2) Use xen and memory mapping/mirror system to maintain on other node vps with same memory state(same running asterisk). Requirment: guru in XEN. See for example this: http://adrianotto.com/2009/11/remus-project-full-memory-mirroring/
Sorry, both methods require guru knowledge level.
Note, if you do sip via openvpn tunnel, very likly you not loose calls inside tunnel if internet go down for upto 20 sec. That is not exactly what you asked, but can work.
Since there is no accepted answer after almost 2 years I'll provide one: NO. Here's why.
If you failover from one Asterisk server 1 to Asterisk server 2, then Asterisk server 2 has no idea what calls (i.e. endpoint to endpoing) were in progress. (Even if you share a database of called numbers, use asterisk realtime, etc). If asterisk tried to bring up both legs of the call to the same numbers, these might not be the same endpoints of the call.

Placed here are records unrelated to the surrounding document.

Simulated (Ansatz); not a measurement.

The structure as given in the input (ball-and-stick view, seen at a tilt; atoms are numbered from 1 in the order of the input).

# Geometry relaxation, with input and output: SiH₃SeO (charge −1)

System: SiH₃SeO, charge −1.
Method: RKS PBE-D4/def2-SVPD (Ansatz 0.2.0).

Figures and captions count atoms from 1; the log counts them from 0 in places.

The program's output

Another server cannot resume the SIP TCP session of the other server since it closed with the last server.
The MAC source/destination ports may be identical and your firewall will not know you are trying to continue the same session.
etc.....
If you goal is high availability of phone services take a look at the VoIP Info web site. All the rest (network redundancy, disk redundancy, shared block storage devices, router failover protocol, etc) is a distraction...focus instead on early DETECTION of failures across all trunks/routes/devices involved with providing phone service, and then providing the highest degree of recovery without sharing ANY DEVICES. (Too many HA solutions share a disk, channel bank, etc. that create a single point of failure)
Your solution would require a shared database that is updated in realtime on both servers. The database would be managed by an event logger that would keep track of all calls in progress; flagged as LINEUP perhaps. In the event a failure was detected, then all calls that were on the failed server would be flagged as DROPPEDCALL. When your fail-over server spins up and takes over -- using heartbeat monitoring or somesuch -- then the first thing it would do is generate a set of call files of all database records flagged as DROPPPEDCALL. These calls can then be conferenced together.
The hardest part about it is the event monitor, ensuring that you don't miss any RING or HANGUP events, potentially leaving a "ghost" call in the system to be erroneously dialed in a recovery operation.
You likely should also have a mechanism to build your Asterisk config on a "management" machine that then pushes changes out to your farm of call-manager AST boxen. That way any node is replaceable with any other.
What you should likely have is 2 DB servers using replication techniques and Linux High-Availability (LHA) (1). Alternately, DNS round-robin or load-balancing with a "public" IP would do well, too. These machine will likely be light enough load to host your configuration manager as well, with the benefit of getting LHA for "free".
Then, at least N+1 AST Boxen for call handling. N is the number of calls you plan on handling per second divided by 300. The "+1" is your fail-over node. Using node-polling, you can then set up a mechanism where the fail-over node adopts the identity of the failed machine by pulling the correct configuration from the config manager.
If hardware is cheap/free, then 1:1 LHA node redundancy is always an option. However, generally speaking, your failure rate for PC hardware and Asterisk software is fairly lower; 3 or 4 "9s" out of the can. So, really, you're trying to get last bit of distance to the "5th 9".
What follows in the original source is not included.